Here's another Amazon.com (AMZN) prediction from me: Amazon.com's media segment revenue growth will probably turn negative before the end of the year, then re-accelerate into positive growth. My guess would be that this will happen in Q2 or Q3.
It's a bit of a long shot, but there are several reasons for me predicting this. I will list them below.
Overall Amazon.com revenue growth is slowing fast
For many different reasons, including sales tax collection and price matching by physical retailers, Amazon.com's overall revenue growth is slowing down fast. In Q1 or Q2 2012, overall revenue growth will break below 20% year-on-year.
Amazon.com's revenue came in $1 billion below expectations during Q4 2012, and Amazon.com also guided down Q1 2013 $1 billion below prior market estimates. At this point the market consensus is for Amazon.com's revenues to grow 22.6% during Q1 2013 and 24.4% during Q2 2013, implying a re-acceleration of growth in the short term. This stands in stark contrast with the recent evolution of sales growth, as we can see below, and his highly unlikely to happen.
What is more likely to happen is for Amazon.com to guide down revenues for Q2 2013, much like it has been doing for all of the past year regarding the upcoming quarters.
eBook revenues are decelerating fast as per the publishing industry
Although Amazon.com's lack of transparency means we can't have an exact idea of the size of the ebook revenue, we have indications from publishers that ebook revenue growth is decelerating fast. Amazon.com did claim 70% growth for 2012, but it's again hard to say what such a number includes due to the lack of transparency.
Anyway, there have been several reports (I, II) highlighting the slowing ebook sales. At the same time Amazon.com has been losing significant market share to other players, namely Apple (AAPL), because obviously iBookstore is better integrated with iOS than Amazon can ever be (and still avoid Apple's 30% cut). Over the last 2 years, Amazon.com went from 57.1% (2010) of the ebook market down to 44.5% (2012), as per Morgan Stanley.
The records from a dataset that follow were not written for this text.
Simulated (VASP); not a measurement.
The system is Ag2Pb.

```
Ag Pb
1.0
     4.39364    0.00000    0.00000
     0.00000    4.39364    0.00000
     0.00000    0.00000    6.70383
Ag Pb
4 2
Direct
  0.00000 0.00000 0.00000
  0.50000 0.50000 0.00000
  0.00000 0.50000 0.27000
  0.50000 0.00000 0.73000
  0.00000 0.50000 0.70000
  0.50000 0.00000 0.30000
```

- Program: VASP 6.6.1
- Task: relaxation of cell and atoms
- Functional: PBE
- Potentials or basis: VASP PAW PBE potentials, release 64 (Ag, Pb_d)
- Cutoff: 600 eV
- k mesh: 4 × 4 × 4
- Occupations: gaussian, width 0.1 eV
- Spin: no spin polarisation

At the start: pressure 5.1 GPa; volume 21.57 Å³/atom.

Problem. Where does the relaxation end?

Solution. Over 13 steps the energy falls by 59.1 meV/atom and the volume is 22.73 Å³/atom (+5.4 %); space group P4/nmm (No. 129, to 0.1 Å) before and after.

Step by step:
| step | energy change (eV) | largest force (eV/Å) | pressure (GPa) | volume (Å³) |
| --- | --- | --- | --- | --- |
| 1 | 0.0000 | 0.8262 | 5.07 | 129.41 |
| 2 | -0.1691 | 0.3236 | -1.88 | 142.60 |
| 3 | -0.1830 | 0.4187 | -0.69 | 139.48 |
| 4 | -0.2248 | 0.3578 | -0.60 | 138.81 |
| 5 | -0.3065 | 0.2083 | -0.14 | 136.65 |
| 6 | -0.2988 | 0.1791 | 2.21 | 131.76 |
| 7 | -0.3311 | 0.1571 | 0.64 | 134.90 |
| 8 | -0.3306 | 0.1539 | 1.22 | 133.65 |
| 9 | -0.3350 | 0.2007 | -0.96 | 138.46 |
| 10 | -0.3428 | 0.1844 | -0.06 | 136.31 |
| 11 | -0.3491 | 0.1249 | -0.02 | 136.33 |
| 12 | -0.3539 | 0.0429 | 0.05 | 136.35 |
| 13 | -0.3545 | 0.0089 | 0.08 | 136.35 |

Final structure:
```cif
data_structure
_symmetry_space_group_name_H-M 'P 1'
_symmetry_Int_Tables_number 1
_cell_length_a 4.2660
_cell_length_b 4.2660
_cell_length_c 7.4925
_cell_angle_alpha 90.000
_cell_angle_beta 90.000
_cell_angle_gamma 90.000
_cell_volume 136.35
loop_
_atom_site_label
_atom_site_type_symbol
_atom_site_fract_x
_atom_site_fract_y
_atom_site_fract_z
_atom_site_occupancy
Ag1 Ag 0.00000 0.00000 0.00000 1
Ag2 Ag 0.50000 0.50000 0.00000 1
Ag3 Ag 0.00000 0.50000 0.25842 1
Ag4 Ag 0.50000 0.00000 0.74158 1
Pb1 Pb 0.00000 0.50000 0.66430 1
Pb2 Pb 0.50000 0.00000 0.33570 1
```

The chart below also illustrates how the increase in ebook revenues at mid-2012 was already slowing down when compared to a torrid 2011 (Source: ebookcomments blog)
(click to enlarge)
Finally, the straw which might break the camel's back
A lot of people don't know it, but part of Amazon.com's media revenues is actually gaming consoles. Not games for the consoles, but the consoles themselves. Now, both the xBox 360 and the Sony Playstation 3 are going to be replaced during 2013. The new devices will most probably hit the market at the end of the year, and there will be a very likely lull in console buying prior to that, much like it happens with every iteration of the iPhone, but even stronger given that the console cycle is much longer.
It will be this lull which might, together with the other effects, impact Amazon.com's media revenues to the point where they turn slightly and temporarily negative. Then, in late 2013, the new consoles might actually lead to a re-acceleration of the media segment revenues.
Can Amazon.com avoid this prediction?
Actually it can. Amazon.com has no transparency whatsoever. One of the reasons I predict media revenue will turn negative is because Amazon.com has, in the past, included gaming consoles in its media segment. Amazon.com might elect to include other weird choices in this segment to present is as still growing.
Amazon.com trades as if its strong revenue growth will be unending, even in the face of successive revenue warnings. It might thus come as a surprise to the market if Amazon.com's original segment, its media segment, sees its revenue growth turn negative year-on-year even if just temporarily. After all, Amazon.com does not trade at multiples compatible with negative growth of any kind.
This event - if it comes to pass -- might thus constitute a possible catalyst leading to more a more realistic valuation for Amazon.com stock.
Disclosure: I am short AMZN.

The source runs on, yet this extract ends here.